Everyone knows that e-mail and the internet has brought about a revolution in communications, that the information flow between customers and suppliers has been made faster and easier. As a result, we can use our personal computers either at home or in the office, browse through catalogues or virtual supermarkets and order practically anything over the internet. Within days – hours sometimes – we can have it delivered to our doorstep.
There’s no doubt about it. The logistics flow from customer to supplier has really changed.
However, what has barely changed at all is the mechanisms of the supply chain working in the other direction. Music aside, where the product can now be delivered over the wire, into your computer and out again, suppliers are stuck with relying on old fashioned road, rail and aircraft to deliver the product to the consumer. The predicted end result of all this consumer and business e-commerce is a dramatic increase in the number of truck movements as goods are delivered to householders.
And just as the number of deliveries will increase, the size of each delivery will be smaller – a typical delivery might be a single book that has been ordered from Amazon.com, for example.
The challenge for logistics companies today is to move the goods from suppliers to customers as quickly as information flows through the internet. Of course, they cannot absolutely match the speed, but without significant improvements, e-commerce will remain of only marginal benefit to the supply chain.

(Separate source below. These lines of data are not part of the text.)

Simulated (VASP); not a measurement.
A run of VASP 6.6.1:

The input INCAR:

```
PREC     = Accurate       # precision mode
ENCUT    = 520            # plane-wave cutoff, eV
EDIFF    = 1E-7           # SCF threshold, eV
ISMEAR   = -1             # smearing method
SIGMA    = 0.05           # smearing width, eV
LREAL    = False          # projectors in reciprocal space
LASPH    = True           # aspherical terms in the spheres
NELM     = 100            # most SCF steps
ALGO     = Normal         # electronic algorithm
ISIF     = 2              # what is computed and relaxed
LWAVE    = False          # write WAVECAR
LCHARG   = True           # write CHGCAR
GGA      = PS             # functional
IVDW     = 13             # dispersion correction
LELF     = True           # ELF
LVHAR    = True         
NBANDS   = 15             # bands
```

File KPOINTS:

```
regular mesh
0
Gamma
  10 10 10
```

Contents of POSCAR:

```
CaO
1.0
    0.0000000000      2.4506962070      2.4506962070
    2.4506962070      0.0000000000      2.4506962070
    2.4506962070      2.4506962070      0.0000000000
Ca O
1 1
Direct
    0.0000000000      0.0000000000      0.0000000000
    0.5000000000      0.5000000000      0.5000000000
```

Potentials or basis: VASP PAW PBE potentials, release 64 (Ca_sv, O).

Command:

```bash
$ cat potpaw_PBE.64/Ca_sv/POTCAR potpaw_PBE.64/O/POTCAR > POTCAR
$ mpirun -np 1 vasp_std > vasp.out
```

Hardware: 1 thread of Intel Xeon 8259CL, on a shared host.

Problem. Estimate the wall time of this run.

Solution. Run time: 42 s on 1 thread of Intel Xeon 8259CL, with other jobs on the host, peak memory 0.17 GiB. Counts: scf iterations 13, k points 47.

This is where Austrian crane manufacturer Palfinger comes in. Truck loader cranes have long helped logistics companies improve their performance, but Palfinger is diversifying beyond conventional truck loaders. Six years ago about 95% of Palfinger’s revenues came from truck loaders; today that figure is about 60% and falling. Palfinger’s president and chief executive officer Dr Klaus Schützdeller explains the company’s philosophy.
“Everyone is working on the information flow from customer to supplier,” says Schützdeller. “We are working on the logistics flow the other way – the delivery. We can save time in the logistics chain by improving the interfaces.” Palfinger contributes to the logistics chain not just with its truck loader cranes, but also with its transportable forklift, the Crayler, which stows away under the truck. The Crayler comes in two sizes, 2.5t and 3.5t capacities. It is designed for lifting pallets and there are no plans to develop larger versions as container handling is a different market. Besides, says Schützdeller, “we are targeting the logistics chain of the e-commerce business where volumes are getting smaller and smaller, not bigger and bigger.” This also explains, in part, Palfinger’s development of its range of small cranes when so many other loader manufacturers are concentrating their efforts on high capacity and extra reach. It is only in the past three years that Palfinger has offered small cranes.
Schützdeller believes, as do many others, that roads alone will not be able to cope with the increase in traffic and therefore intermodal transfers – road/rail interchanges in particular – will have to be much more efficient. For this reason Palfinger has come up with another way to improve the interface in the chain, the Mobiler.
The Mobiler is a device fitted onto the back of a standard truck for sliding containers horizontally on/off trucks to/from rail wagons. It obviates the need for a third party materials handling company at the interchange, thus saving money. The truck driver, using a remote control console, can slide the container onto or off the train unaided, according to Palfinger, in less than five minutes.
Developed last year, today there are now two reference systems in use, one in Germany at a PreussenElektra facility and one in Switzerland by the fast food retail chain McDonalds. The payback comes within six months, says Schützdeller who expects Palfinger to sell about 50 units of the Mobiler attachment this year.
More radical initiatives are also in hand. Schützdeller says that in five or 10 years, containers and pallets will be fitted with a microchip containing information on the contents such as sell-by date and delivery schedule. When that time comes, Palfinger intends that its cranes are prepared. “We have to integrate our products, giving them the ability to read this information and transmit it, combined with the internet information flow,” says Schützdeller. The crane will tell you, remotely, what it is lifting.
From here it is a small step to cranes becoming robots – and Palfinger intends to take the lead here too. Says Schützdeller: “Robots are very flexible but they are limited to 500kg [capacity] because of the limitations of electric motors.” Palfinger’s expertise is in hydraulics, which is what was used to power robots 30 years ago. But as robot manufacturers moved over to electrics, sacrificing power for speed, they gradually lost all their expertise in hydraulics. “There’s no hydraulic robot in the world. That’s what we are working on,” says Schützdeller.
Palfinger already has the necessary expertise in hydraulics and last October it brought in robot expertise when it brought onto its board Lothar Bakowsky from robot manufacturer Kuka Robotertechnik.
Bakowsky is responsible for the process of innovation at Palfinger, as well as marketing and distribution.
Palfinger is growing quickly. It reckons that it is now the world’s biggest manufacturer of truck loader cranes, outselling Sweden’s Hiab (a claim naturally disputed by Hiab). Last year it became a publicly quoted company after its initial public offering (IPO) and acquired Guima, the French manufacturer of hook loaders. And with Craylers, Mobilers, intelligent cranes and robots, it is branching out to help speed up the supply chain. The way Schützdeller tells it, it is a clear, and rather exciting, vision.